Mea Culpa
Maybe it’s just me, but lately I’ve gotten the feeling
that nobody wants to take the responsibility for their own actions anymore.
Admittedly, it was never a popular pastime. That’s why we have
scapegoats, sacrificial lambs and other such phenomena used to place
culpability on something or somebody else or at least re-direct it away
from our own guilty behinds.
There is a Latin phrase that used to be in vogue among classically educated
persons: Mea Culpa. Literally translated it means, “My fault.”
Don’t hear that much anymore, in any language. About as close
as you’ll come is occasionally you’ll see an athlete, after
making a bone-headed mistake in a game, tap him or herself on the chest
and say, “My bad.” A rather lame 21st century substitute.

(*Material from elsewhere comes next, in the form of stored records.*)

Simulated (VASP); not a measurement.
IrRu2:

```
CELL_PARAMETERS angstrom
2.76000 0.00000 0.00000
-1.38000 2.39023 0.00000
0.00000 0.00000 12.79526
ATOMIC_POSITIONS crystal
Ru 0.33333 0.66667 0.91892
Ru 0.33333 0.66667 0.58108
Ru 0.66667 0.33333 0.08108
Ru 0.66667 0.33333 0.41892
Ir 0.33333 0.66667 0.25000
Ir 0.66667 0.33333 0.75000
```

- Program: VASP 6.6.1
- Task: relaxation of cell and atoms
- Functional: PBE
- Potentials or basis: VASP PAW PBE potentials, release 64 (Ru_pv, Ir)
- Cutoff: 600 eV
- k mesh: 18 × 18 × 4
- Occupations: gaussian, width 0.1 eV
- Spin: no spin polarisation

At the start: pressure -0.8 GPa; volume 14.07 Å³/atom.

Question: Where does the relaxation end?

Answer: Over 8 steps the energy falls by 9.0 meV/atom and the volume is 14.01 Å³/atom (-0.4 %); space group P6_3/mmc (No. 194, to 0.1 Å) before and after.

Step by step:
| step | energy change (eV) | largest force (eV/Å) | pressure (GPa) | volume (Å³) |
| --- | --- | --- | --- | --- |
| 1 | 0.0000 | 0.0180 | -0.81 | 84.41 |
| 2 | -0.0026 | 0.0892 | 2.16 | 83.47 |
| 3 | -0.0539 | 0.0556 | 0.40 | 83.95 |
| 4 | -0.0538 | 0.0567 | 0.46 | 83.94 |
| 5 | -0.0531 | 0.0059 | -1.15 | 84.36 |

In ancient times, people expected to be punished by the gods for their
transgressions, even when they had no idea what those transgressions
might be. The gods of the phoenician, Greek, Roman, Norse and Celtic
pantheons were notorious for taking offense at some pretty insubstantial
stuff and inflicting strange and gruesome punishments on unsuspecting
mortals. In the mythological tales of these ancient religions, people
were constantly getting changed into animals, rivers, constellations
and all manner of other non-human things just because some weirdo in
a gauze nightie on Mount Olympus got hacked at him or her over something
or other.
Naturally, folks were anxious to avoid this kind of divine retribution
and were willing to go to considerable lengths to keep from being turned
into a newt for no known reason. As a result there usually was a long
line of penitent mortals at the temples of these easily offended gods,
standing in line waiting for a chance to sacrifice something to avert
the gods’ anger. In some cases, they sacrificed somebody. Human
sacrifices were known in Europe and the Near-East as late as the twentieth
century.
This is the kind of behavior that made the priesthood very popular as
a vocation, since the priests not only didn’t get sacrificed,
they were the ones who ended up getting the money, precious stones or
metals, or food the people sacrificed. P.T. Barnum may have been the
guy who said, “There’s a sucker born every minute,”
but the concept is much older than that.
Whatever we may think of the gullibility of these people, at least they
were willing to accept the responsibility for what they did, even when
they didn’t know what it was. The mindset these days is quite
different.
A 24-year-old man holds up a liquor store and shoots the sales clerk,
but, according to his lawyer, it’s not his fault. He was traumatized
by his parents’ divorce when he was three years old.
A woman drowns her children, but she isn’t to blame because she
was under “unbearable mental stress, and mentally incapacitated”
at the time.
A number of years ago, a San Francisco city alderman shot and killed
the mayor, then blamed it on an addiction to Hostess Twinkies.
These are extreme examples, I realize, but they are still indicative
of a pattern that is pervasive throughout our culture.
“It can’t be my fault. I just couldn’t be that dumb,
selfish, irresponsible or incompetent. There must be some other reason
for bad stuff happening.”
Bad news, kids. In 999 cases out of 1,000, the bad stuff happened precisely
because you really are that dumb, selfish, irresponsible or incompetent.
And you really should be turned into a newt.